In December 2015 the Pew Research Center released a report of its analysis of middle-class income data gathered from the U.S. Census Bureau and the Federal Reserve Board of Governors. They define the term “middle income” in the report as “adults whose annual household income is two-thirds to double the national median, about $42,000 to $126,000 annually in 2014 dollars for a household of three.” The middle-class is shrinking and losing ground (see Figure 4.2).

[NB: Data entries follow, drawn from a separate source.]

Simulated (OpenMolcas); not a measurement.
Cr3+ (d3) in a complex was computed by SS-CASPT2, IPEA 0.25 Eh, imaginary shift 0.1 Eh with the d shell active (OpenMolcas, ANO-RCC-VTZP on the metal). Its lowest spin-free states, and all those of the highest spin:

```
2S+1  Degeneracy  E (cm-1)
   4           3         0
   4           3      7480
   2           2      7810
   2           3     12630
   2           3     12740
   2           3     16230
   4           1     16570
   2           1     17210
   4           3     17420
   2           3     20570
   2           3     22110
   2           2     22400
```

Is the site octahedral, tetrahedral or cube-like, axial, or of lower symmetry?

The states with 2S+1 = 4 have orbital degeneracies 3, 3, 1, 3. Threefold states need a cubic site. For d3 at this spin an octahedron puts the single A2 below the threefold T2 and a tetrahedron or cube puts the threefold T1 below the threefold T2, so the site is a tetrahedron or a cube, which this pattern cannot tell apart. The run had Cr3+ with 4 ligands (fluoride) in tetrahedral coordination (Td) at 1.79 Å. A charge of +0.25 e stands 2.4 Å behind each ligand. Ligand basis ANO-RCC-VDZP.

A key factor in this shift that should be named relates to the stagnation of middle-class incomes while the cost of college education has increased in recent decades. In August 2016, Consumer Reports published an article titled “Lives on Hold,” which tells the stories of traditional-age college students who are overly burdened by college debt. They report that “just about everyone involved in the student loan industry makes money off of the students—and the best kind for banks and debt collectors.” These circumstances were created by the states’ disinvestment in education accompanied by decisions made a generation ago for the federal government to open its student loan bank to for-profit corporations. Consumer Reports estimates that there are “about 42 million Americans bearing $1.3 trillion in debt that’s altering lives, relationships and even retirement.” About one-fourth of borrowers are in arrears and “an estimated 7.6 million in default.” What is even more distressing is the fact that “contractors are expected to make more than $2 billion in commissions from the federal government” in 2016.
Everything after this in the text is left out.